3. Monoidal Addition:

extension BillReceipt {

    static func add(_ first: BillReceipt, _ second: BillReceipt) -> BillReceipt {
        let addedPrice = first.totalPrice + second.totalPrice
        let addedQuantity = first.quantity + second.quantity
        let addedName = "Total"
        return BillReceipt(name: addedName, quantity: addedQuantity, totalPrice: addedPrice)


let totalPureMonoidal = allReceipts.reduce(WHATDOIPUTHERE, BillReceipt.add)

Here, we defined a add as type function that takes two BillRecipts and returns added result in a BillReceipt. This is the First Law of Monoid called Closure Property.

  • i.e add :: BillReceipt -> BillReceipt -> BillReceipt on curried notation.
  • similar to add:: Int -> Int -> Int for add(Int, Int) -> Int
  • Note that for closure property; return type must match the input argument type

Nice!!! (It really doesnot matter if this is a instance or type function. I chosed type function because its easy to plug into list.reduce. See point 2 above)

Make note of WHATDOIPUTHERE up in the code. So what is the initial value? Lets take a moment and do addtion on Ints and String.

let sum = [1,2,3,4].reduce(0, +)
let product = [1,2,3,4].reduce(1, *)
let joinedString = ["Hello", "  ", " there ", "^-^"].reduce("", +)

// Keep an eye on this one too
[1,2,3,4].reduce(0, -)

All of this above methods have a clear defined inital values.

  • In case of Int + we have 0. i.e. x + 0 = x or 0 + x = x
  • In case of Int * we have 1. i.e. x * 1 = x
  • In case of String + we have "". i.e string + "" = string

From the above observation, Its obvious that the initial Value for reduce is more likely the identity for Types operation. Now the question is, what is the identity for our BillReceipt type’s add() function?

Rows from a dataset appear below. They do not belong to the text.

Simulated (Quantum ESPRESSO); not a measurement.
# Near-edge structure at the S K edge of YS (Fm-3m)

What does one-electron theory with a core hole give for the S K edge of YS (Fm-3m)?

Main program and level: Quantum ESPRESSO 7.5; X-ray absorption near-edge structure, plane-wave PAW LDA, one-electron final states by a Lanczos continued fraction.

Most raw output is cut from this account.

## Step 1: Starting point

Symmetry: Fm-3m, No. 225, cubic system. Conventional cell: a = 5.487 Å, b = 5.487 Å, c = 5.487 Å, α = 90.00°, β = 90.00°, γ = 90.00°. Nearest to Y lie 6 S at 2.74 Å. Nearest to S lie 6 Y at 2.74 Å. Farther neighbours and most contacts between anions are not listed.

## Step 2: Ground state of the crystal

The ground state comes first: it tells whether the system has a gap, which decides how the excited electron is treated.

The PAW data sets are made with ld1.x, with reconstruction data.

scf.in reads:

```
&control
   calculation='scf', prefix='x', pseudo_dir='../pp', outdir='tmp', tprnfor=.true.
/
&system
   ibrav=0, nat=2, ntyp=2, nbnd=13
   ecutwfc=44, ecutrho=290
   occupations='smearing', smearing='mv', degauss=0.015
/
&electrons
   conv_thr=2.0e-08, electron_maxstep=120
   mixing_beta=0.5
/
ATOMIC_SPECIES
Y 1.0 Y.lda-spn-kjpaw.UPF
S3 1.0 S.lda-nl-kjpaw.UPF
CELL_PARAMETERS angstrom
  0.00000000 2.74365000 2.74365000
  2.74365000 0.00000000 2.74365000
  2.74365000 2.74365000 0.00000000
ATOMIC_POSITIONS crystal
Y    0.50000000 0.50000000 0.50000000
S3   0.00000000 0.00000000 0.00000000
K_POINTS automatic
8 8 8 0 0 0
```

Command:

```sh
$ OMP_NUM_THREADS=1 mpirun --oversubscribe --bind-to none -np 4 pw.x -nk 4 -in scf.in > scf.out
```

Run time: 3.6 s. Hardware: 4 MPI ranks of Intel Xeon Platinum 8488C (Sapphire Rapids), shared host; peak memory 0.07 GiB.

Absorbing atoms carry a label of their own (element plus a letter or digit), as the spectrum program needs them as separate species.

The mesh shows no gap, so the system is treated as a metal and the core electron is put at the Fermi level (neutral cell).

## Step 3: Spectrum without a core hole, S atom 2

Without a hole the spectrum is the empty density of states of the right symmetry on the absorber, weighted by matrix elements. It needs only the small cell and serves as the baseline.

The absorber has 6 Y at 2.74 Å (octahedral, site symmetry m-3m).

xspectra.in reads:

Searching for BillReceipt Identity

So lets default all the values of member to their identity and hope we will find one.

extension BillReceipt {
    init() {
        name = ""
        quantity = 0
        totalPrice = 0
  • Please note that, I extended Struct and added init() so that I will also get the default memberwise initializer that structs gives us for free. I now have both initializer. If you implement this init() inside the Struct then the memberwise initializer is not provided

So here we are:

let totalPureMonoidal = allReceipts.reduce(BillReceipt(), BillReceipt.add)


  • Whats good?
    • Still everything is simple.
    • We factored out additon logic to a small function.
    • We saw Closure property and Indentity for BillReceipt's add() operation
    • If Jack goes to buy banans late, as he always does, then we can incrementally add his banana receipt without any hack.
  let totalWithLastMinuteBananas = BillReceipt.add(totoalPureMonoidal, bananaReceipt)
  • Whats not good?
    • We have yet to see the Associativity law.
    • We are ignoring the name property of BillReceipt while doing the add() operation. What if BillReceipt were to have more fields like pricePerItem: Double. What do we do when we add 2 such structs?
extension BillReceipt {

    static func add(_ first: BillReceipt, _ second: BillReceipt) -> BillReceipt {
        let addedPrice = first.totalPrice + second.totalPrice
        let addedQuantity = first.quantity + second.quantity
        let addedName = "Total"
        let addedPricePerItem = ...... //WATTTT TO DO HERE
        return BillReceipt(name: addedName, quantity: addedQuantity, totalPrice: addedPrice)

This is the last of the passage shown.